From: Christian Ehrhardt <ehrhardt@linux.vnet.ibm.com>
To: kvm-ppc@vger.kernel.org
Subject: Re: exit timing analysis v1 - comments&discussions welcome
Date: Thu, 09 Oct 2008 14:49:12 +0000 [thread overview]
Message-ID: <48EE19E8.9080002@linux.vnet.ibm.com> (raw)
In-Reply-To: <48DA0747.3020004@linux.vnet.ibm.com>
Ok, looking at clear&deliver in detail I made some minor changes, but
eventually it has no single point to improve.
Most of the time of the 14% in clear%deliver is lost in
kvmppc_mmu_priv_switch (~8%), the rest spread evenly among the code -
nothing obvious (maybe some cache misses though).
This code has to be touched anyway when going for a change in the
guest/host (shadow)TLB management.
Christian Ehrhardt wrote:
> I modified the code according to your comments and my ideas, the new
> values are shown in column impISF (irq delivery, Stat, FindFirstBit)
>
> I changed some code of the statistic updating and the interrupt
> delivery and got this:
> base - impirq (d3) - impstat (d5) - impboth - impISF
> a) 12.57% - 11.13% - 12.05% - 11.03% - 12.28% exit,
> saving guest state (booke_interrupt.S)
> b) 7.37% - 9.38% - 8.69% - 8.07% - 10.13% reaching
> kvmppc_handle_exit
> c) 7.38% - 7.20% - 7.49% - 9.78% - 7.85% syscall
> exit is checked and a interrupt is queued using kvmppc_queue_exception
> d1) 2.49% - 3.39% - 2.56% - 3.30% - 3.70% some
> checks for all exits
> d2) 8.84% - 8.56% - 9.28% - 8.31% - 6.07% finding
> first bit in kvmppc_check_and_deliver_interrupts
> d3) 6.53% - 5.25% - 6.63% - 5.10% - 4.27%
> can_deliver in kvmppc_check_and_deliver_interrupts
> d4) 13.66% - 15.37% - 14.12% - 14.92% - 13.96%
> clear&deliver exception in kvmppc_check_and_deliver_interrupts
> d5) 3.65% - 4.57% - 2.68% - 4.41% - 3.77% updating
> kvm_stat statistics
> e) 6.55% - 6.30% - 6.30% - 5.89% - 6.74% returning
> from kvmppc_handle_exit to booke_interrupt.S
> f1) 30.90% - 28.78% - 30.16% - 29.16% - 31.19% restoring
> guest tlb
> f2) 4.81% - 4.77% - 5.06% - 4.66% - 5.17% restoring
> guest state ([s]regs)
>
> We all see the measurement inaccuracy, but the last columns look good
> at the improved sections d2, d3 and d4.

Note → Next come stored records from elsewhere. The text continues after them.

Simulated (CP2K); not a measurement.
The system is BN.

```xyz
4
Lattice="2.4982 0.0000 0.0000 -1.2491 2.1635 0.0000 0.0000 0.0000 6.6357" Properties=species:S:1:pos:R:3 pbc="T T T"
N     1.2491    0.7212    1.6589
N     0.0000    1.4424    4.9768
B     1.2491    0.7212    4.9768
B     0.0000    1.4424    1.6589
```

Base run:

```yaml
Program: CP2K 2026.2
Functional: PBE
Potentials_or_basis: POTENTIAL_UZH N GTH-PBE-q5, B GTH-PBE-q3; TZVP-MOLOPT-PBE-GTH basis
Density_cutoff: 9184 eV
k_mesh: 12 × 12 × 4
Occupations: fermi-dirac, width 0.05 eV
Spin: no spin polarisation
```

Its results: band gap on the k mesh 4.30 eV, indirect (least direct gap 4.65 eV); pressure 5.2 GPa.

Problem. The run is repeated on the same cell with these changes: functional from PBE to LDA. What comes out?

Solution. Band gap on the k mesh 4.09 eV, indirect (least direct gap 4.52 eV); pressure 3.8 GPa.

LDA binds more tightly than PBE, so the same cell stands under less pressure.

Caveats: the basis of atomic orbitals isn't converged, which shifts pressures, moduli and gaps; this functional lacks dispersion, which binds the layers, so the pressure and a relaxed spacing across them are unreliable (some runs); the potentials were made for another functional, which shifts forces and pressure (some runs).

> I'll remove these detailed tracing soon and make a larger test hoping
> that this will not have the inaccuracy.
> But for now I still wonder about the ~14% for clear&deliver - that
> should just not be "that" much.
> It should be worth to look into that section once again more in detail
> first.
>
> Christian Ehrhardt wrote:
>> Hollis Blanchard wrote:
>>> On Wed, 2008-10-08 at 15:49 +0200, Christian Ehrhardt wrote:
>>>
>>>> Wondering about that 30.5% for postprocessing and
>>>> kvmppc_check_and_deliver_interrupts I quickly checked that in
>>>> detail - part d is now divided in 4 subparts.
>>>> I also looked at the return to guest path if the expected part
>>>> (restoring tlb) is really the main time eater there. The result
>>>> shows clearly that it is.
>>>>
>>>> more detailed breakdown:
>>>> a) 10.94% - exit, saving guest state (booke_interrupt.S)
>>>> b) 8.12% - reaching kvmppc_handle_exit
>>>> c) 7.59% - syscall exit is checked and a interrupt is queued
>>>> using kvmppc_queue_exception
>>>> d1) 3.33% - some checks for all exits
>>>> d2) 8.29% - finding first bit in kvmppc_check_and_deliver_interrupts
>>>> d3) 17.20% - can_deliver/clear&deliver exception in
>>>> kvmppc_check_and_deliver_interrupts
>>>> d4) 4.47% - updating kvm_stat statistics
>>>> e) 6.13% - returning from kvmppc_handle_exit to booke_interrupt.S
>>>> f1) 29.18% - restoring guest tlb
>>>> f2) 4.69% - restoring guest state ([s]regs)
>>>>
>>>> These fractions are % of our ~12µs syscall exit.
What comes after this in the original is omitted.